I am an alumna of Yale College and a descendant of slaveholders.
In our society, the first part of that sentence is a cause for celebration, and the latter a cause for silence. But both statements are true, and they are intertwined. By enslaving other human beings, my ancestors amassed wealth that, in turn, financed education. On my mother’s side, at least one person has attended Yale in each generation since the founding of the College.
It was probably because they understood the value and power of education that my ancestors — if they were like most slaveholders, and I have no reason to believe otherwise — denied even the most basic education to their slaves. Elvira. Jack. Milley. Rose. Tom. Dorcas. Judith. Chloe. Mitchell. Sam. Sambo. Gabriel. Sarah. Linda. Paul. Squire. Moll. Patt. And maybe others. For all of the Yale diplomas in my family, not a single one bore these names. Not a single one gave credit where it was, at least partially, due.
The last proceeds of my family’s slave ownership were spent long ago. But my ancestors left me a different kind of inheritance. I grew up in a family of highly educated people. I received the gift of belonging, of walking onto the Yale campus and knowing that it really was built for people like me. These gifts added to the gifts common to nearly all white Americans and denied to nearly all black Americans descended from slaves: the gift of knowing one’s history and origins; of seeing one’s culture, morality and physical appearance favorably portrayed; of getting the benefit of the doubt, even when acting stupidly or illegally; and of deciding when to think about race, or deciding that we’d rather not.
These gifts were useful at Yale, particularly at times when the campus and the coursework seemed daunting. Looking back, I feel fortunate that everyone in power — from my residential college leadership, to my professors, to the administration — seemed genuinely committed to my success. For me, Yale was a community.
Yale was not the same type of community for many of my black peers, who faced all of the same challenges that I did, and many more I did not. While they may have had their supporters, black students faced a daily battle against an institution and a student body that was subtly or overtly hostile to their presence on campus. At orientation, there was the Pierson welcome dinner my friends later called the “plantation dinner”: we mostly white students were served by all black, bowtie-clad servers. On Old Campus at night, there were gates that were held open as I approached, but hurriedly shut in the faces of black students who “didn’t look like they went to Yale.” There were questions about why “all the black students” sit together in Commons (uttered by white students sitting together in Commons). There were MLK-day “ghetto” parties at white fraternities. There were professors who did not look like black students, who mispronounced their names or confused them with other black students they did not resemble. There were people they were meant to call “Master,” and rooms known, not long ago, as the “Slave Quarters.” There was a college named after John C. Calhoun. That was not the only thing — for some people, it was not even the worst thing. But there was that, too.

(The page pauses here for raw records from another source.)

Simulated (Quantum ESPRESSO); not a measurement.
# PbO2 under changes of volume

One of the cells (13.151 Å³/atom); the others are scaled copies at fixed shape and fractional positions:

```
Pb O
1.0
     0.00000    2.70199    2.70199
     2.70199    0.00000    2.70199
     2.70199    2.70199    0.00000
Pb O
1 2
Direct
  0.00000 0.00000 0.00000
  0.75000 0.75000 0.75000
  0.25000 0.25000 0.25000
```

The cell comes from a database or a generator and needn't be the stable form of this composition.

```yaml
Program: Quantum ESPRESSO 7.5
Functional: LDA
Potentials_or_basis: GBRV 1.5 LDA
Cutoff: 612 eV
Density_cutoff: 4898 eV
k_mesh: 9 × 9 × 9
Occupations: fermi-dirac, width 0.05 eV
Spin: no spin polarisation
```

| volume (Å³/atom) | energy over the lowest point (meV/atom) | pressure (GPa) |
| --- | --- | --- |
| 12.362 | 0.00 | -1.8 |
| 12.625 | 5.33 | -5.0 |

Renaming Calhoun College will not change the discriminatory nature of the American education system. Renaming the college will do little for black people whose potential contributions to American society have been underestimated, written off and precluded. These people were never seen as students, much less students bound for Yale. But for black students who do make it to Yale — the ones who survive this system and thrive in spite of the obstacles it presents — renaming Calhoun may make the Yale environment slightly more welcoming. This step would not be the end of our work. It would not be sufficient. But it would be a reasonably good place to start.
Those who oppose renaming the college argue that we should not hold Calhoun to anachronistic moral standards. We should not negate his less controversial accomplishments. We should not “erase” history in a misguided attempt to avoid uncomfortable conversations.
Here is my proposal: If we must keep Calhoun’s name on the college, then let’s also honor the contributions of the human beings he enslaved. Let’s cover the walls with their names. Let’s write them large. Let’s chisel them into the stone.
In his Freshman Address this year, Dean Holloway urged students to recognize the people — “coaches, professors, administrators, custodians” — whose “sacrifices have brought [them] here.” Why do any less for the people whose lives, and whose children’s lives, were stolen and torn apart so that Calhoun could succeed? That is not erasing history — it is telling it more completely.